Like many millennials, Mean Girls and Cady Heron are a core memory. The original 2004 film helped shape my humor and also helped me find some catharsis for school bullies. Because the story is so integral to a generation of pop culture fans, I didn’t know how to approach Mean Girls (2024). The marketing omitted all of the musical bits, and ultimately, I had no idea that there was ever a version of Cady feeding Regina Geroge Kälteen Bars to a tune.

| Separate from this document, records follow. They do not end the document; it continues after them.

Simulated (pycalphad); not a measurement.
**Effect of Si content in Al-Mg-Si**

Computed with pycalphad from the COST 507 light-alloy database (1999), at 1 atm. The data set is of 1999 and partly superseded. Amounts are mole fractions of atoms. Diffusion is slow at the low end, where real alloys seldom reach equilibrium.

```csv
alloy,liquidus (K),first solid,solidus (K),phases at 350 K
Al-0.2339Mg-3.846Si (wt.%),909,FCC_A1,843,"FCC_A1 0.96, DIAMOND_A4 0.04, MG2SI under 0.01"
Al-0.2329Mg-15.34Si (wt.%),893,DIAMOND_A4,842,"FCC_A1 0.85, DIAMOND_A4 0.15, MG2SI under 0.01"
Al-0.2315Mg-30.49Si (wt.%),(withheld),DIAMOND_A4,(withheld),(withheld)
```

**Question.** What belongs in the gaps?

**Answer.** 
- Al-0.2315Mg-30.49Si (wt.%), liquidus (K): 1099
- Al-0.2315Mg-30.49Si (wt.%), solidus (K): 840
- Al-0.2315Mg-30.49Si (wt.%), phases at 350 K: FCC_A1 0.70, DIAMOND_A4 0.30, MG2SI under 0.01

Mean Girls (2024) is pretty much the same story that we know from the iconic original; only the largest changes and focus come from the musical adaptation, which debuted in 2017. The film is directed by Samantha Jayne and Arturo Perez Jr. and written for the screen by Tina Fey. In it, Cady Heron (Angourie Rice) is welcomed into the top of the social food chain by the elite group of popular girls called “The Plastics.”
The group is ruled by the queen bee and “big deal” Regina George (Reneé Rapp). The minions in toe are the co-dependent Gretchen (Bebe Wood) and too pretty to function Karen (Avantika). However, when Cady makes the major misstep of falling for Regina’s ex-boyfriend Aaron Samuels (Christopher Briney), she finds herself prey in Regina’s crosshairs. As Cady sets to take down the group’s apex predator with the help of her outcast friends Janis (Auli’i Cravalho) and Damian (Jaquel Spivey), she becomes someone she doesn’t recognize and pays the price for it.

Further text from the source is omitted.